First one up is a post that is concerned with an unpatched Drupal vulnerability. In this post, Lindsay O'Donnell of Threatpost reveals how the bug dubbed Drupalgeddon 2 was exploited in a cryptojacking attack that targeted a Make-A-Wish Foundation site and likely a number of other sites as well. Apparently, hackers were successfully leveraging this bug along with an unpatched instance of the Drupal publishing platform to mine the Monero cryptocurrency.
Next up is Aleksi Peebles’ blog post about Drupal's Layout Initiative and component based theming. He explores the notion of an alternative non-visual UI for Layout Builder, while also reminding that experimental core modules should be limited to experimentation and not find their way into production.
Moving on, we have an extensive post by Hook 42's Ryan Bateman which is in fact a kind of GatsbyJS tutorial for Drupalers. It is intended for people who are already familiar with Drupal, but want to see how GatsbyJS can help with decoupling their Drupal site. It even has a super-short React tutorial hiding within it! (But you’ll most likely need some prior knowledge of React to be able to follow the entire tutorial.)
The fourth blog post that was the most memorable is Samuel Mortenson’s presentation of Tome, a static site generator for Drupal 8. He delves into the challenges he faced while creating Tome’s beta version, from finding his niche to realizing he needs to cater to diverse audiences. He concludes the post with a list of issues he still has to take into account going forward.
The next post we’d like to point out is the introduction of the Drupal Governance Task Force 2018 Proposal by Adam Bergstein, also known as nerdstein, of Hook 42. Due to Drupal’s increasing success, some level of governance is necessary to ensure a sustainable future for Drupal. According to Adam and other members of the Governance Task Force, there are two crucial things to establish: a new community governance structure and a framework for community evolution.
We continue with Dries’ thoughts on the end of PHP 5. The godfather of Drupal urges everyone who has not yet upgraded from PHP 5 to do so as soon as possible, as security support for the outdated version will cease with 2019. Not beating around the bush, he concludes by thanking both the PHP and the Drupal communities for all the hard work they’ve been doing.

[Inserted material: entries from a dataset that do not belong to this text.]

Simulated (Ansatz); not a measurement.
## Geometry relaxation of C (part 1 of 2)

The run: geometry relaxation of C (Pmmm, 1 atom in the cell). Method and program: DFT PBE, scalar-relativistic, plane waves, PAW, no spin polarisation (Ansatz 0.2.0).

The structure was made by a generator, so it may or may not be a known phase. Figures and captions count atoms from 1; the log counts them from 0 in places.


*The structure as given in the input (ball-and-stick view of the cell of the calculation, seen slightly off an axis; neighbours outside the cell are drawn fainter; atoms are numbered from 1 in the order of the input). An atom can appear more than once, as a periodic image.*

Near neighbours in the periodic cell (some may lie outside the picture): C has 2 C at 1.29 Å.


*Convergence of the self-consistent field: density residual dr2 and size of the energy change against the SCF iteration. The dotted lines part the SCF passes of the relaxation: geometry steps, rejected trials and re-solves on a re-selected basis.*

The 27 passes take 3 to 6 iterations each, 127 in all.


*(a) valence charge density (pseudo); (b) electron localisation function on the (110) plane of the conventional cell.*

This next post was again written by Dries. It explains how Paychex used Drupal to double its traffic and managed to beat their launch goals. With the help of Acquia, the payroll services company replatformed on Drupal and beat its original launch goal by a long shot. As a bonus, the post also includes a Q&A video with Paychex’s digital marketing manager, Erica Bizzari.
We’re finishing November’s list with a blog post by Suzanne Dergacheva, co-founder of Evolving Web. Together with a group within the Drupal community, Suzanne has been working on researching ways to improve the user experience of Drupal content editors. In her post, she relates the results of the thorough study on content editors’ interaction with different CMS.